Comparative Literature, German Professor Davis Publishes Book

Comparative Literature, German Professor Davis Publishes Book

Associate Professor of Comparative Literature and German William Davis has published a new book, "Romanticism, Hellenism, and the Philosophy of Nature."

The book, published by Palgrave Macmillan, investigates intersections between the philosophy of nature and Hellenism in British and German Romanticism, focusing primarily on five central literary/philosophical figures: Friedrich Schelling, Friedrich Hölderlin, Johann Wolfgang von Goethe, Percy Shelley, and Lord Byron.

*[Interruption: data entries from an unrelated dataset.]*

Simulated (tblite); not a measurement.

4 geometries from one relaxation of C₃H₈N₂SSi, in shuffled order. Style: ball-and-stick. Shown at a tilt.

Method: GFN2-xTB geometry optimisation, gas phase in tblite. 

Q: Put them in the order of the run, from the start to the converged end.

Near the end of the 18th century, poets and thinkers reinvented Greece as a site of aesthetic and social unity, a move that corresponded with a refiguring of nature as a dynamically interconnected web in which each part is linked to the living whole. This vision of a vibrant materiality that allows people to become "one with all that lives," along with a Romantic version of Hellenism that wished to reassemble the broken fragments of an imaginary Greece as both site and symbol of this all-unity, functioned as a two-pronged response to subjective anxiety that arose in the wake of Kant and Fichte.

Davis, who joined the Colorado College faculty in 1993, says the book grew out of the combination of research he had been doing for a number of years on German Idealist philosophy and its connection to literary texts in the years around 1800, and a developing interest of his in Greece and Hellenism that started in 2010.

"With the help of a grant that Professor Susan Ashley of the History Department (and dean of the faculty at the time) obtained for the college, I was able - together with my colleague Lisa B. Hughes, who has long taught in Greece - to develop a comparative literature course on Romanticism and the idea of Greece," he says. Davis and Hughes have since team-taught the course three times as a block abroad in Greece.

"My book is thus closely connected to my teaching," says Davis. "Since 2010 I have been able to spend a fair amount of time traveling, teaching, and researching, as well as attending conferences and language classes in Greece." In the summer of 2017, he organized and hosted a colloquium in Athens for scholars from many different countries on "Romanticism in the Mediterranean World."

"This project on Romanticism and Hellenism is thus caught up both in my intense interest in philosophy and literature, as well as in the love for Greece itself that I have developed over the past several years," says Davis.